The term also occurs in Hotchkiss' discussion of narcissists: "Their superficial charm can be enchanting." For such figures, however, there is no substance behind the romantic gestures, which only serve to feed the narcissist's own ego.
Narcissists are known as manipulative in a charming way, entrapping their victims through a façade of understanding into suspending their self-protective behaviour and lowering their personal boundaries. Closely related is the way impostors are able to make people fall in love with them to satisfy their narcissistic needs, without reciprocating in any real sense or returning their feelings.
Social chameleons have been described as adept in social intelligence, able to make a charming good impression, yet at the price of their own true motivations. Their ability to manage impressions well often leads to success in areas like the theatre, salesmanship, or politics and diplomacy. But when lacking a sense of their own inner needs, such superficial extraverts may end up (despite their charm) as rootless chameleons, endlessly taking their social cues from other people.
Superficial charmers, in their more benign manifestations, can produce a variety of positive results, their conversational skills providing light-hearted entertainment in social settings through their ability to please.
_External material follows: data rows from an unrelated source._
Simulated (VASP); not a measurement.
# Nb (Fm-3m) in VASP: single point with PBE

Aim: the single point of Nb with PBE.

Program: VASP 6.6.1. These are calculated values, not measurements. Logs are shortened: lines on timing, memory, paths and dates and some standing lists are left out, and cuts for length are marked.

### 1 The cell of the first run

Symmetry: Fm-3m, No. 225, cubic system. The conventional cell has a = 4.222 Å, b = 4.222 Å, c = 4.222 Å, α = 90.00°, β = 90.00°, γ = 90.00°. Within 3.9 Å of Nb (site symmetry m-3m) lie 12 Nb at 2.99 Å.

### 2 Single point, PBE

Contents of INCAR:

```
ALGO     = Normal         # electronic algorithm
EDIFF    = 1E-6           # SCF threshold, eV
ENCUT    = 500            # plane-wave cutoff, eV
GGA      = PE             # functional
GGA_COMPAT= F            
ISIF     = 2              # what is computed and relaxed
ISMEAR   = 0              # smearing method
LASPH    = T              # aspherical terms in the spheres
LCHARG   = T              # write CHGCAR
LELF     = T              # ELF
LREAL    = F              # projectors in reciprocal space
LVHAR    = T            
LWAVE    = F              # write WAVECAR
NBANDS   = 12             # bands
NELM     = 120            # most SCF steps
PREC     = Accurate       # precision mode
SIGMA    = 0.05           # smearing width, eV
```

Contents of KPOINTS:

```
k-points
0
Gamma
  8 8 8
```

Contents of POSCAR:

A "charm offensive" is a related concept meaning a publicity campaign, usually by politicians, that attempts to attract supporters by emphasizing their charisma or trustworthiness. The first recorded use of the expression is in the California newspaper The Fresno Bee Republican in October 1956.
F. Scott Fitzgerald explored the destructive consequences of excess charm in stories like "Magnetism", maintaining that charm, for those who had it, had a life of its own, demanding constant use to keep it in peak condition.
Critics object that there are few objective criteria whereby to distinguish superficial from genuine charm; and that as part of the conventional niceties of politeness, we all regularly employ superficial charm in everyday life: conveying superficial solidarity and fictitious benevolence to all social interactions.